Slave Narrative of Daniel Waring
Interviewer: Stiles M. Scruggs
Person Interviewed: Daniel Waring
Location: Columbia, South Carolina
Place of Birth: Fairfield County, South Carolina
Date of Birth: 1849
“I was born in Fairfield County, South Carolina, in 1849, and my parents, Tobias and Becky Waring was slaves of the Waring family, and the Bookters and Warings was kin folks. When I was just a little shaver I was told I b’longed to the family of the late Colonel Edward Bookter of upper Fairfield County.
“The Bookter plantation was a big one, with pastures for cattle, hogs and sheep; big field of cotton, corn and wheat, and ’bout a dozen Negro families livin’ on it, mostly out of sight from the Bookter’s big house. Two women and three or four Negro chillun work there, preparin’ the food and carin’ for the stock. I was one of the chillun. Colonel Bookter’s household had three boys; one bigger than me and two not quite as big as me. We play together, drive up the cows together, and carry on in friendly fashion all the time. The nigger chillun eat with the two black women in a place fixed for them off from the kitchen, after the white folks finish. We generally have same food and drink that the white folks have.
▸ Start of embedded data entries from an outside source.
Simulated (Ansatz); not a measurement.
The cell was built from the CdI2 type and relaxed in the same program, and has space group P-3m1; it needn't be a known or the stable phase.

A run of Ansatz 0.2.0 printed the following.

“When I was ’bout eleven years old my master took me to Columbia one Saturday afternoon, and while Colonel Bookter was ’round at a livery stable on Assembly Street, he give me some money and tell me I could stroll ’round a while. I did, and soon find myself with ’bout a dozen of Master Hampton’s boys. As we walk ‘long Gervais Street, we met a big fine lookin’ man with a fishin’ tackle, goin’ towards the river, and several other white folks was with him. As we turn the corner, the big man kinda grin and say to us: ‘Whose niggers are you?’ The bigger boy with us say: ‘We all b’longs to Master Hampton.’ He laugh some more and then reach in his pocket and give each one of us a nickel, sayin’ to the white folks: ‘Blest if I know my own niggers, anymore’.
“Yes sir, I was ’bout fourteen years old when President Lincoln set us all free in 1863. The war was still goin’ on and I’m tellin’ you right when I say that my folks and friends round me did not regard freedom as a unmixed blessin’.
“We didn’t know where to go or what to do, and so we stayed right where we was, and there wasn’t much difference to our livin’, ’cause we had always had a plenty to eat and wear. I ‘member my mammy tellin’ me that food was gittin’ scarce, and any black folks beginnin’ to scratch for themselves would suffer, if they take their foot in their hand and ramble ’bout the land lak a wolf.
“As a slave on the plantation of Colonel Edward Bookter, I had a pretty good time. I knows I has work to do and I does it, and I always has plenty to eat and wear in winter and summer. If I get sick I has a doctor, so we set tight until 1865. After the war we come to Columbia, and mammy made us a livin’ by washin’ for white folks and doin’ other jobs in the kitchen, and I worked at odd jobs, too.
“We didn’t get much money from the Freedmen’s outfit, which was ‘stablished in Columbia. The white men who set it up and administered the Freedmen’s funds and rations let some of their pets have much of it, while others got little or nothin’. An’ existence become increasin’ harder as nigger got more and more in the saddle.
“During the war, and it seem to me it would never end, we heard much ’bout President Lincoln. Niggers seem to think he was foolish to get into war, but they generally give him credit for directin’ it right as far as he could. President Davis was powerful popular at the beginnin’ of the conflict, but his popularity was far less when the war is over and he is in jail.
“I was ‘most grown at the end of the war, and I was at no time popular with the black leaders and their white friends who rule the roost in Columbia for ‘most thirteen years. I went back to my white friends in Fairfield County and work for years for Mister T.S. Brice, and others on the plantation.
“I has been married three times, and am now livin’ with my third wife. She and me am makin’ a sort of livin’, and is yet able to work. I can only do de lightest work and the sweetest thought I has these days is the memory of my white friends when I was young and happy.”